Iowa Senate Passes SF 2489 to Extend Child Sexual Abuse Legal Deadlines

On Wednesday, the Senate unanimously passed SF 2489, lifting the state’s statute of limitations on child sexual abuse so that Iowa victims can take part in a national legal settlement stemming from abuses within the Boy Scouts. A prior version of this legislation, passed in 2024, provided an exemption to the state’s statute of limitations laws through December 2026. SF 2489 gives victims more time, extending the exemption through the end of the legal proceedings. But why is an exemption necessary?

Iowa currently has some of the most restrictive statute of limitations laws in the country for child sexual abuse. Victims have only one year after they turn 18 to file a civil lawsuit. This requires kids to pursue justice for crimes committed against them at a time when they may not be psychologically or emotionally capable of it, when they may not have the support system to help them.

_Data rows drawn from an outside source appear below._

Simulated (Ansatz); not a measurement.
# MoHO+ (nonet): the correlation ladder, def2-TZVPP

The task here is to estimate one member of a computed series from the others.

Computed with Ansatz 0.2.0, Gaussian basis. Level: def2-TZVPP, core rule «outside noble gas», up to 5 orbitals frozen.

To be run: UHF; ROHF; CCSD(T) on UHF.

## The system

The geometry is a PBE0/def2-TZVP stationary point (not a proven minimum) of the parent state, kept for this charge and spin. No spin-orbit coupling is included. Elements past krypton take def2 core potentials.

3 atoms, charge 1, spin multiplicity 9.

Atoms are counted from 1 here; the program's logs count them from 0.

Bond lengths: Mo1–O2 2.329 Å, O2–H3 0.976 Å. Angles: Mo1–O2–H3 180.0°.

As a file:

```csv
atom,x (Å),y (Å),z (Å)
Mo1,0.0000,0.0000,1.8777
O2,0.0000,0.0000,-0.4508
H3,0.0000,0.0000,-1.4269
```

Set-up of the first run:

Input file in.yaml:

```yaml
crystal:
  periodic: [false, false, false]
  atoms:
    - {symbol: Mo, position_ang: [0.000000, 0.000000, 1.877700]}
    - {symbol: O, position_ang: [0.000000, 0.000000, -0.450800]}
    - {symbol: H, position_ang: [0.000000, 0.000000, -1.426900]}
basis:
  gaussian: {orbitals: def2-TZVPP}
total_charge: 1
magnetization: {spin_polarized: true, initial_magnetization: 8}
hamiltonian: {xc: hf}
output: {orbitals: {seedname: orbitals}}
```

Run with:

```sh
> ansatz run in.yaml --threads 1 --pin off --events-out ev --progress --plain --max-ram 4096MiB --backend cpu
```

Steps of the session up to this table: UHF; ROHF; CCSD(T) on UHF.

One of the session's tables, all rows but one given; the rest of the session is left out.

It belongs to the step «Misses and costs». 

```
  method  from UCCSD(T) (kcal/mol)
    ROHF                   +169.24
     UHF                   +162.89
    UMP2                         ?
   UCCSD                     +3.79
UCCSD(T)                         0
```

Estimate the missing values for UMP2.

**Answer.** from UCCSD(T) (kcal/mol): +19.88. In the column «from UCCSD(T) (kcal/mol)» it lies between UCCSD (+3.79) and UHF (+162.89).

Efforts to Eliminate the Statute of Limitations in Iowa

So, during debate on a separate bill dealing with statute of limitations laws, SF 512, Sen. Janet Petersen filed an amendment that would have completely eliminated the statute of limitations for victims of child sexual abuse to pursue civil legal action. The exemption in SF 2489 would no longer be necessary because child sexual abuse survivors wouldn’t have a time limit on when they could seek justice. But despite fitting within the same code section and addressing the relevant topic, the amendment was ruled out of order by the Senate president, and we never got a chance to vote on it.

You take the wins when you can get them around here – and SF 2489 certainly is a win – but I think we’d all love to get to a point where the legislative highs aren’t mirrored so often with lows.